One of the most important aspects of library school and, in the future as we pursue work in the information profession, is staying up-to-date on what’s going on in the world, especially with regards to technology, literature, and world events. At all of my jobs I’ve worked at public service desks, answering questions for the public over the phone, doing some in-depth research for curious minds, and in general just seeking out information to help those that approach the desk. Access services is a huge part of my job and my work ethic, and it’s an important aspect of my personal philosophy to ensure that these services are available and that patrons know how to use them.
While all this seems to go hand-in-hand with what I’m learning in school during the academic year, when summer hits it’s a different kind of situation that I’m faced with. I found myself asking myself this year as I headed into summer: how can I stay sharp and in-tune with school as I proceed through the summer, anxiously awaiting the end of September so I can start my program up again? When I don’t have schoolwork prompting me with questions to answer, research to do, and a pressing need to know, how can I keep myself fresh?
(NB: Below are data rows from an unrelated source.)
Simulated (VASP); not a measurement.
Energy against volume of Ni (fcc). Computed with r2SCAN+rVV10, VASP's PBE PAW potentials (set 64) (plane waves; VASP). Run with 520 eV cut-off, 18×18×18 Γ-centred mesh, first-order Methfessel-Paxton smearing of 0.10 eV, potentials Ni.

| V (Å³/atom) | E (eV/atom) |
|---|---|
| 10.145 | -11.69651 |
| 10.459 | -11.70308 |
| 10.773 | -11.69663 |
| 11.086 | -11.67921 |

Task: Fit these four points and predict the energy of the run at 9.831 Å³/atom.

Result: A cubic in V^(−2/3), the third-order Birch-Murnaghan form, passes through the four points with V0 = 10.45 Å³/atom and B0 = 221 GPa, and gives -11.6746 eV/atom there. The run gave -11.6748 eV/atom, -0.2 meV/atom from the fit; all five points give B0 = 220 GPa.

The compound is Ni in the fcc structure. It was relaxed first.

It might sound odd, but one of the most important things I found myself doing was going over some of my old coursework. One of my favourite classes this past year was a class on handling reference questions, performing research for patrons, and working with databases. In order to stay fresh with what I’ve learned recently and keep my skills active and at the forefront, I asked people to ask me questions, any questions. This really has helped me stay sharp with my research skills, utilizing my university library’s website to perform some searches in databases, but it’s also helped me continue to hone my interpersonal skills.
I think an important part of staying sharp throughout the summer – and, as we proceed into the world as information professionals – is staying curious. The kind of childlike curiosity that fades away as we get older is exactly what we need now as we’re moving through our program and in the summer months when not everyone is taking classes. Curiosity is innate – we all have a drive to find out more, that’s partially why we’re in the information profession. We listen, we locate, we disseminate information. We search and locate, archive and store. We’re the curiosity-seekers of the world, so another huge aspect of staying sharp is satisfying your curiosity. Interested in web design? Take an online class. Play the Wikipedia Game (a personal favourite, as non-scholarly as it is), and play it with friends. Take a trip.
And speaking of taking trips…
A guest post by Grace Butkowski here on HLS spoke on the usefulness of attending conferences for professional and personal development, and she specifically wrote on comic conventions. This is a sentiment that I absolutely have to echo, because I’ve found myself more inspired about pursuing a career in librarianship when I attend comic conventions like New York Comic Con, C2E2, and BookCon. The sheer depth of networking opportunities that present themselves and the depth of information that I come into contact with every day through attending panels, meetups, or simply walking the show floor is astounding. For someone geeky like myself, it’s a great opportunity to meet and network with like-minded individuals, exchange ideas about how to bring things like graphic novels into libraries or host small-scale comic conventions in libraries. You get to talk to comic book authors, artists, publishes and learn about the creative process. And sure – not all of these happen in the summer (you’re probably thinking first and foremost of San Diego Comic Con, which is notoriously difficult and frustrating to get tickets to), but attending them throughout the year or looking to see what’s going to be happening in your area can be so beneficially professionally.
Walt Disney once said: “We keep moving forward, opening new doors, and doing new things, because we’re curious and curiosity keeps leading us down new paths.” We’re information professionals, and curiosity should be one of our driving forces. A need to know a need to learn. And when we’re not in school over the course of the summer, this is exactly what we should be doing – moving forward, doing new things, finding those new paths. Look over some old coursework and find something you might not have noticed before. Try something new, just to expand your arsenal of skills and knowledge. Go somewhere new and explore. Not only does it help you stay at the forefront of our industry, it helps you provide better service.
Be curious, and keep moving forward.